Five years later, Spitzer has set out to take some of that local
regulatory power back, in his run for New York City comptroller.
Mounting the attack against him, however, are not just Wall Street banks
but women’s groups opposed to this apparent endorsement of the
exploitation of women. On August 17th, the New York Post endorsed
Spitzer’s opponent and ran a scathing cover story attempting to
embarrass Spitzer based on the single issue of his personal life.
Lynn Parramore, who considers herself a feminist, countered
in an August 8th Huffington Post article that it is likely to be in the
best interests of the very women who are opposing him to forgive and
move on. His stand for women’s reproductive rights and other feminist
issues is actually quite strong, and his role as Wall Street watchdog
protected women from predatory financial practices. As New York Attorney
General, he was known as the “Sheriff of Wall Street.” He is one of the
few people with not only the insight and experience to expose Wall
Street corruption but the courage to go after the perpetrators.
Targeted for Take-down
The February 2008 Washington Post article that preceded Spitzer’s
political travails was written when the state attorneys general were
being preempted by the Federal Reserve as watchdogs of the banks.
Critics called it a case of the fox guarding the hen house. Spitzer wrote:
Several years ago, state attorneys general and others involved in consumer protection began to notice a marked increase in a range of predatory lending practices by mortgage lenders. . . . These and other practices, we noticed, were having a devastating effect on home buyers. In addition, the widespread nature of these practices, if left unchecked, threatened our financial markets.
Even though predatory lending was becoming a national problem, the Bush administration looked the other way and did nothing to protect American homeowners. In fact, the government chose instead to align itself with the banks that were victimizing consumers. . . . [A]s New York attorney general, I joined with colleagues in the other 49 states in attempting to fill the void left by the federal government. . . .

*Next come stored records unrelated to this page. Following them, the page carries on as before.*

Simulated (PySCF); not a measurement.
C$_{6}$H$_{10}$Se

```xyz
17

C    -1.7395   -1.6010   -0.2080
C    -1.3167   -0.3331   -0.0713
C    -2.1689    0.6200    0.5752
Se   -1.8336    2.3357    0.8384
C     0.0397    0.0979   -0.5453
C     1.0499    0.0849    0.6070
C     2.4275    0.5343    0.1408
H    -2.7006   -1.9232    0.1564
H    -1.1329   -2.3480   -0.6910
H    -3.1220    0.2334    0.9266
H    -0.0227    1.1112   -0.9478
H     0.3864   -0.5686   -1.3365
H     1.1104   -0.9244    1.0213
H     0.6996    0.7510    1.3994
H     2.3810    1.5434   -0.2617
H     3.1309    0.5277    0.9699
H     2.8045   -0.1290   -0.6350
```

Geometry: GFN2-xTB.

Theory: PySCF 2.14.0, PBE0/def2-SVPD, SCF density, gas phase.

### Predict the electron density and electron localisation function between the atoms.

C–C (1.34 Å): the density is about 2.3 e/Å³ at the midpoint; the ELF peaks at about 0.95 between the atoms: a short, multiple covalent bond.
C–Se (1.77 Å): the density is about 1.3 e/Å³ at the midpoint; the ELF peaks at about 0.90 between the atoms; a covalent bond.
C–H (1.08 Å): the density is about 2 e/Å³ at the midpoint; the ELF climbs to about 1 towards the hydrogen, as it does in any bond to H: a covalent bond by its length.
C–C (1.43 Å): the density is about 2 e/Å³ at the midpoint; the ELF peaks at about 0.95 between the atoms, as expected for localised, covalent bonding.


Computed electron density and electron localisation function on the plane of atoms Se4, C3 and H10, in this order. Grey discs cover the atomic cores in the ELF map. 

Not only did the Bush administration do nothing to protect consumers, it embarked on an aggressive and unprecedented campaign to prevent states from protecting their residents from the very problems to which the federal government was turning a blind eye. . . . The administration accomplished this feat through an obscure federal agency called the Office of the Comptroller of the Currency (OCC). . . . In 2003, during the height of the predatory lending crisis, the OCC invoked a clause from the 1863 National Bank Act to issue formal opinions preempting all state predatory lending laws, thereby rendering them inoperative. The OCC also promulgated new rules that prevented states from enforcing any of their own consumer protection laws against national banks. The federal government’s actions were so egregious and so unprecedented that all 50 state attorneys general, and all 50 state banking superintendents, actively fought the new rules. But the unanimous opposition of the 50 states did not deter, or even slow, the Bush administration in its goal of protecting the banks. In fact, when my office opened an investigation of possible discrimination in mortgage lending by a number of banks, the OCC filed a federal lawsuit to stop the investigation.